- Source: Hirnantian glaciation
The Hirnantian glaciation, also known as the Andean-Saharan glaciation, Early Paleozoic Ice Age (EPIA), the Early Paleozoic Icehouse, the Late Ordovician glaciation, or the end-Ordovician glaciation, occurred during the Paleozoic from approximately 460 Ma to around 420 Ma, during the Late Ordovician and the Silurian period. The major glaciation during this period was formerly thought only to consist of the Hirnantian glaciation itself but has now been recognized as a longer, more gradual event, which began as early as the Darriwilian, and possibly even the Floian. Evidence of this glaciation can be seen in places such as Arabia, North Africa, South Africa, Brazil, Peru, Bolivia, Chile, Argentina, and Wyoming. More evidence derived from isotopic data is that during the Late Ordovician, tropical ocean temperatures were about 5 °C cooler than present day; this would have been a major factor that aided in the glaciation process.
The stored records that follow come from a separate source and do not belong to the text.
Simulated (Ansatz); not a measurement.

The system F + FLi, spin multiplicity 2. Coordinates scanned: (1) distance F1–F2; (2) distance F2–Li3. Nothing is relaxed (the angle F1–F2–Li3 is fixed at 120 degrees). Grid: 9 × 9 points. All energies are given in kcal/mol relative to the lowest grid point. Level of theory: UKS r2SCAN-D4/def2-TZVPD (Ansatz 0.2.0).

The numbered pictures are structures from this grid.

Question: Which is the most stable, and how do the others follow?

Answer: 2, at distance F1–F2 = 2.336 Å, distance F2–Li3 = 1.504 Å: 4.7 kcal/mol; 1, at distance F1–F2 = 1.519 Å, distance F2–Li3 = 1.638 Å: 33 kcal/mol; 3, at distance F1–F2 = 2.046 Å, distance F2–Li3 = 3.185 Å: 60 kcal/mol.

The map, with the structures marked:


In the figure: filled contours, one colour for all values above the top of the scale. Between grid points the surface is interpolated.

The Late Ordovician glaciation is widely considered to be the leading cause of the Late Ordovician mass extinction, and it is the only glacial episode that appears to have coincided with a major mass extinction of nearly 61% of marine life. Estimates of peak ice sheet volume range from 50 to 250 million cubic kilometres, and its duration from 35 million to less than 1 million years. At its height during the Hirnantian, the ice age is believed to have been significantly more extreme than the Last Glacial Maximum occurring during the terminal Pleistocene. Glaciation of the Northern Hemisphere was minimal because a large amount of the land was in the Southern Hemisphere.
Timeline
= Pre-Hirnantian glaciations
=The earliest evidence for possible glaciation comes from Floian conodont apatite oxygen isotope fluctuations, which display a periodicity characteristic of Milankovitch cycles and have been interpreted as reflecting cyclic waxing and waning of polar ice caps. A speculated glaciation in the middle Darriwilian corresponds to the MDICE positive carbon isotope excursion. Sea level changes likely reflective of glacioeustasy are known from this geologic stage, around 467 Ma. However, there are no known Middle Ordovician glacial deposits that would provide direct geological evidence of glaciation. Isotopic evidence from the Sandbian reveals three possible glaciations: an early Sandbian glaciation, a middle Sandbian glaciation, a late Sandbian glaciation. Although biostratigraphy dating the glacial deposits in Gondwana has been problematic, there is evidence suggesting the presence of glaciation by the Sandbian stage (approximately 451–461 Ma). Graptolite distribution during the time interval delineated by the Nemacanthus gracilis graptolite biozone indicates a latitudinal extent of the subtropics and tropics similar to that of today, as evidenced by a steep faunal gradient that is uncharacteristic of greenhouse periods, suggesting that Earth was in a mild icehouse state by the start of the Sandbian, around 460 Ma. Many possible short glaciation occurred during the Katian: three very short glaciations during the early Katian, the Rakvere glaciation during the late early Katian, a middle Katian glaciation, the Early Ashgill glaciation of the early late Katian, and a latest Katian glaciation that was followed by a rapid warming event in the Paraorthograptus pacificus graptolite biozone immediately before the Hirnantian glaciation itself. Evidence of major changes in bottom water formation, which usually indicates a sudden change in global climate, is known from the Katian. Shifts in isotopic ratios of carbon and neodymium that correspond to graptolite biostratigraphy lend further evidence in favour of the existence of glacioeustatic cycles during the Katian, as do conodont apatite δ18O fluctuations from Kentucky and Quebec that likely reflect glacioeustatic sea level changes. However, the existence of glacials during the Katian remains controversial. Katian brachiopod and seawater δ18O values from Cincinnati Arch indicate ocean temperatures characteristic of a global greenhouse state.
= Hirnantian glaciation
=At the Katian-Hirnantian boundary, a sudden cooling event caused a rapid expansion of glaciers, resulting in one of the most severe glaciations of the Phanerozoic, an extreme cooling event generally believed to be coincident with the first pulse of the Late Ordovician mass extinction. An δ18O shift occurs at the start of the Hirnantian; the magnitude of this shift (+2-4‰) was extraordinary. Its direction implies glacial cooling and possibly increases in ice-volume. The observed shifts in the δ18O isotopic indicator would require a sea-level fall of 100 meters and a drop of 10 °C in tropical ocean temperatures to have occurred during this glacial episode. Sedimentological data shows that Late Ordovician ice sheets glacierized the Al Kufrah Basin. Ice sheets also probably formed continuous ice cover over North Africa and the Arabian Peninsula. In all areas of North Africa where Early Silurian shale occurs, Late Ordovician glaciogenic deposits occur beneath, likely due to the anoxia promoted in these basins.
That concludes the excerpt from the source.